30 September, 2006

Mouse Trapped

Once a point a time (as in 3:30am last night) I was staying up late to work on an article when I heard some shuffling in the kitchen. The shuffling was soon followed by abject squeaking and more shuffling. Without a doubt, I knew we caught a mouse. I freaked out a bit because I certainly didn't want to go touch it and dig the trap out from underneath the dishwasher.

Fortunately, the boys next door were back from some party and they tipped over what must have been a barrelful of beer bottles. I ran out to our balcony. At first they thought I was mad at them about the noise and the mess. But I was like, yeah, whatever. Than I dragged one of the drunk boys, James, over to our side and asked him to get the trap out for me. He was fine with it either because, a) he was too drunk to oppose to it, b) he felt guilty about the mess, c) he didn't realize the mouse was still alive. I told him to just chuck the trap over the balcony. But before he did, he notice some movements and went, "Holy fucking shit! It's still alive!" It was kinda funny the way he freaked out.
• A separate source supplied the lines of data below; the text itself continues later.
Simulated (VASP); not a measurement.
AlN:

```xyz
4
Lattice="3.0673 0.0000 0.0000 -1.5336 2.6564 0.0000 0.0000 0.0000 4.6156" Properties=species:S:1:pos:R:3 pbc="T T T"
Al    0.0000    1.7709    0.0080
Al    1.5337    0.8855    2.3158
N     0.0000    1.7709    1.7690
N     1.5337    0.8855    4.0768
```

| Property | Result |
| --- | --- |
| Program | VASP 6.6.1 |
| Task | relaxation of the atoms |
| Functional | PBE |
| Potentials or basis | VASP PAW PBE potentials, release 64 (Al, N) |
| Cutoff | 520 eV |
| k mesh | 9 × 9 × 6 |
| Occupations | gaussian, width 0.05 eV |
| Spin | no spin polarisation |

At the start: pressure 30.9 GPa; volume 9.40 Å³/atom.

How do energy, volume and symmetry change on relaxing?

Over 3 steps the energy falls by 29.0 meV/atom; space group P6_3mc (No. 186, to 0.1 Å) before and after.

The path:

This morning, I went downstairs and checked the trap. Out of morbid curiosity of course, and found it there, on the grass, where it landed after being overthrown from the 4th floor balcony. The mouse was long dead. I think it had more to do with the chemicals on the trap than the height. Nonetheless, notice how the corners were all chewed up as it tried to escape. Gross!

Oh well, 1 down, god knows how many more to go.

3 Comments:

Blogger Chris O said...

No mouse is good. A dead one is slightly better than a live one, though. I hope this one casualty serves as an example to the other rodents in your home and they all get out of dodge.

Do you know when our Osama comic's running?

03 October, 2006 15:22  
Blogger Tonka Time said...

This thursday! Weee!

04 October, 2006 14:07  
Blogger Tonka Time said...

Thanks Robin!

Addendum: I saw a rat on my way home today. It was crossing the sidewalk ahead of it and it stop halfway to stare at me. That shit is fucking huge, like the size of a kitten. I was spooked. The rat, however, was NOT spooked by my presence and stared at me for a bit longer until it went away.